On Reading Jane Austen

I should not read Jane Austen.

Traveling back from an out of state business visit, I had the opportunity to read Persuasion.  I had only read Sense and Sensibility and seen screen adaptations of Pride and Prejudice, Sense and Sensibility, and Emma.

I should not read Jane Austen.

Jane Austen fires one with a sense of the romantic and the glorious.  To read her is to be pulled breathlessly into a world of morals and manners, of loves unspoken and then at the end realized, of sacrifice and ultimate triumph.

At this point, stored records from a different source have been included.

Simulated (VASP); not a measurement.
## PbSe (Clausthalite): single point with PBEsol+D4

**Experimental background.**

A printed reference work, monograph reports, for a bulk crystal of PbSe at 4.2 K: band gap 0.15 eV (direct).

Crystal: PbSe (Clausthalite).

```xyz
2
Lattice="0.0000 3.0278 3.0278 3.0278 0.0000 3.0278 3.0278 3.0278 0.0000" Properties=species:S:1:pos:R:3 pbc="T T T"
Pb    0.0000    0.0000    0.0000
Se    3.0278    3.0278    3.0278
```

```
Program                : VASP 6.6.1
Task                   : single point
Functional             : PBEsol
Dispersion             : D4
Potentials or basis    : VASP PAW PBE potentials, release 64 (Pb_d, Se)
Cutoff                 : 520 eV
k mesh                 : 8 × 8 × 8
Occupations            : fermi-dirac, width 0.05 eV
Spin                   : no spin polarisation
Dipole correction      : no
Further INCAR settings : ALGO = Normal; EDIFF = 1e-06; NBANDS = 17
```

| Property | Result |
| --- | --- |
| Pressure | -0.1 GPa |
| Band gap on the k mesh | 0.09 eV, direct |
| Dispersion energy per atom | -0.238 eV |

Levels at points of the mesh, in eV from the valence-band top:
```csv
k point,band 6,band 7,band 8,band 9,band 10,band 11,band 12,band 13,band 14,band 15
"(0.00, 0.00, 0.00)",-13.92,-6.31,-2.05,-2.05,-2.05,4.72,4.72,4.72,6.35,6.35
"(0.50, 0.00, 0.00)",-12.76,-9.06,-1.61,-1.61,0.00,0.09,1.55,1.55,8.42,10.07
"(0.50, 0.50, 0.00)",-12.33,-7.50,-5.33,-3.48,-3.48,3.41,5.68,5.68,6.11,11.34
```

I include a passage from Persuasion in which the main male protagonist, Captain Wentworth, has written a letter to Miss Anne Elliott:

"I can listen no longer in silence.  I must speak to you by such means as are within my reach.  You pierce my soul.  I am half agony, half hope.  Tell me not that I am too late, that such precious feelings are gone forever.  I offer myself to you again with a heart even more your own, than when you broke it eight and a half years ago.  Dare not say man forgets sooner than woman, that his love has an earlier death.  I have loved but you.  Unjust I may have been, weak and resentful I have been, but never inconstant. You alone have brought me to Bath.  For you alone, I think and plan - Have you not seen this?  Can you fail to understand my wishes?  I had not waited even these ten days, could I have read your feelings as I think you have penetrated mine.  I can hardly write.  I am every instant hearing something which overpowers me.   You sink your voice, but I can distinguish the tones of that voice, when they would be lost to others - Too good, too excellent creature!.  You do believe that there is true attachment and constancy among men.  Believe it to be most fervent, most undeviating in

F W.

I must go, uncertain of my fate, but I shall return hither, or follow your party as soon as possible.  A word, a look, will be enough to decide whether I enter your father's home this evening, or never."

Does the romance and love not drip off the page?  And in the context of the book (which I highly recommend) does this not come at the climax, a love delayed but not denied?

And then I ask the question "Why is life not actually like this?"

I should not read Jane Austen.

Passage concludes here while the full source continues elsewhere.